Makes about 5 cups Difficulty
1/3 cup canola oil 6 oz. dried ancho chiles, stemmed, seeded and cut or torn into smaller pieces 5 large garlic cloves, chopped 1 Tablespoon New Mexico chili powder 2 teaspoons Mexican oregano 1/2 teaspoon cumin 1/4 teaspoon ground cloves 1 teaspoon freshly ground black pepper 1/2 cup white wine vinegar 4 cups gf chicken stock 2 Tablespons brown sugar Salt
In a large skillet, heat the oil over medium heat. Add the chiles and cook until fragrant and blistered, only a few seconds per side. Transfer the chiles with a slotted spoon to a large bowl and measure in 4 cups of hot water. Let the chiles rehydrate for about 20 minutes. Pour off most of the oil in the skillet leaving a light layer on the bottom of the pan.
Place the garlic, chili powder, oregano, cumin, cloves, pepper and vinegar into a blender or food processor. Pour in the rehydrated chiles (along with the soaking liquid). Process until it forms a smooth puree. Press through a sieve set over a bowl.

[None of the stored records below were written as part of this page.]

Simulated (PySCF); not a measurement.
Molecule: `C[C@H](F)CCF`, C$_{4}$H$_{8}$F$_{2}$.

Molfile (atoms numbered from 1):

Set the skillet (containing the chile oil) over medium heat. Add the adobo puree and stir until reduced the thickness of tomato paste, about 10 minutes. Stir in the gf Chicken Stock; reduce the heat and simmer for 30 minutes. Adjust seasonings to taste with salt and sugar (it should be a little sweet-sour with a hint of saltiness).
Adobo sauce will keep for days in the refrigerator and months in the freezer.